As the United States Air Force looks to ensure it has enough fighters and bombers in future years, the service wants to develop and field uncrewed complement systems that have half the unit costs of the Next Generation Air Dominance (NGAD) manned fighter and the Northrop Grumman [NOC] B-21 long-range strike bomber under development in Palmdale, Calif., Air Force Secretary Frank Kendall said on March 3.
“One of the things that people often miss about uncrewed systems is that, if you’re going to use an autonomous platform with a crewed system, it has to have range capability to go as far as the crewed system goes and to support that system with a reasonable payload when it gets there,” Kendall said at an Air Force Association warfare symposium in Orlando, Fla. “We’re looking for systems that cost, nominally, on the order of at least half as much as the manned systems that we’re talking about for both NGAD and for B-21.”
Such uncrewed complements to NGAD and the B-21 could carry sensors, weapons, and “other mission payloads,” Kendall said. The Air Force has said that the manned NGAD, B-21, and possibly the Lockheed Martin [LMT] F-35 are envisioned as play callers for uncrewed systems–one to five of which could accompany each NGAD, B-21, or F-35.
Asked why he used the term “at least half as much” for the desired unit cost of the uncrewed complements, rather than “at most half as much,” Kendall said that he would like to see as low a cost as possible but suggested that the mission systems’ requirements for uncrewed systems likely mean that lower than half the unit cost of the manned NGAD and B-21 would be hard to achieve. In addition, Kendall said that, due to the system maturity of NGAD, he is more confident of the Air Force’s ability to drive down costs for future, uncrewed NGAD systems than he is for uncrewed complements for the B-21.
Peter Rubcic, director of systems analysis and simulation at Northrop Grumman Aeronautics Systems, said during a symposium session on March 3 that he believes that the half the unit cost goal for an uncrewed B-21 complement system is challenging, but achievable, especially if one factors in “cheap munitions” that the unmanned system could use.
“You think about the trade space of range, payload, stealth, and the ability to deliver affordable effects at range/at strategic depth, I think…there’s a challenge to get to designs that maximize everything,” he said. “What you’re looking for is how can I maximize my forward presence of weapons, and that comes from being able to penetrate and persist in the battlespace so you can unload that entire magazine. You want to make sure you have sufficient sensing—distributed—that feeds that front end of the kill chain so you make the max of every sortie.”
In light of the number of global threats and Russia’s invasion of Ukraine and the ambitions of Russian President Putin, House Armed Services Committee Chairman Adam Smith (D-Wash.) said last week that the U.S. needs to bolster its allies on NATO’s eastern flank with military technology and invest in systems that are affordable, numerous and survivable–such as drone swarms (Defense Daily, Feb. 24).
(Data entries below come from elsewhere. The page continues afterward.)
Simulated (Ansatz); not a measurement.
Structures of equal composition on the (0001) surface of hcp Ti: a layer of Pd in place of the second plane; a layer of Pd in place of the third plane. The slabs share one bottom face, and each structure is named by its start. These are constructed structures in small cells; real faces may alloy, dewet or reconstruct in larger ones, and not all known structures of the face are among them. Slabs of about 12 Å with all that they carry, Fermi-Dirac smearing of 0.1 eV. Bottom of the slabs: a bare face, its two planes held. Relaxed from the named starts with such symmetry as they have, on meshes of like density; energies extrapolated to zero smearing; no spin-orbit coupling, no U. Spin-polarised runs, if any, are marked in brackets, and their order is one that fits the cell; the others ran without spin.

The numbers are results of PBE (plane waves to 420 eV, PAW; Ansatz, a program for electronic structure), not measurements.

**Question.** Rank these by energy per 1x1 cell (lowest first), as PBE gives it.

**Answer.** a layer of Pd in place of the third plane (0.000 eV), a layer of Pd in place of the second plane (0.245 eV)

“To me, the way those threats have emerged comes down to those two words–information and survivability,” he said. “Our ability to move information and get it to the people who need it most instantaneously and protect it is key to being successful in warfare. And the second thing is, ‘What is a survivable system?’ The swarm of drones issue brings this home. A swarm of drones can get into areas that an aircraft carrier or F-35 can’t. Think about that for a second. We spent all this money–certainly on the F-35 and other things–trying to come up with a platform that’s going to be more survivable. That’s the whole point of the F-35, but there are air defense systems that are going to make it difficult for the F-35 to survive that a much cheaper swarm of drones can penetrate.”
Using lessons from the Skyborg, Loyal Wingman, and DARPA’s Air Combat Evolution (ACE) programs, the Air Force is to move out on fielding a significant combat drone force, Kendall said last month. (Defense Daily, Feb. 7).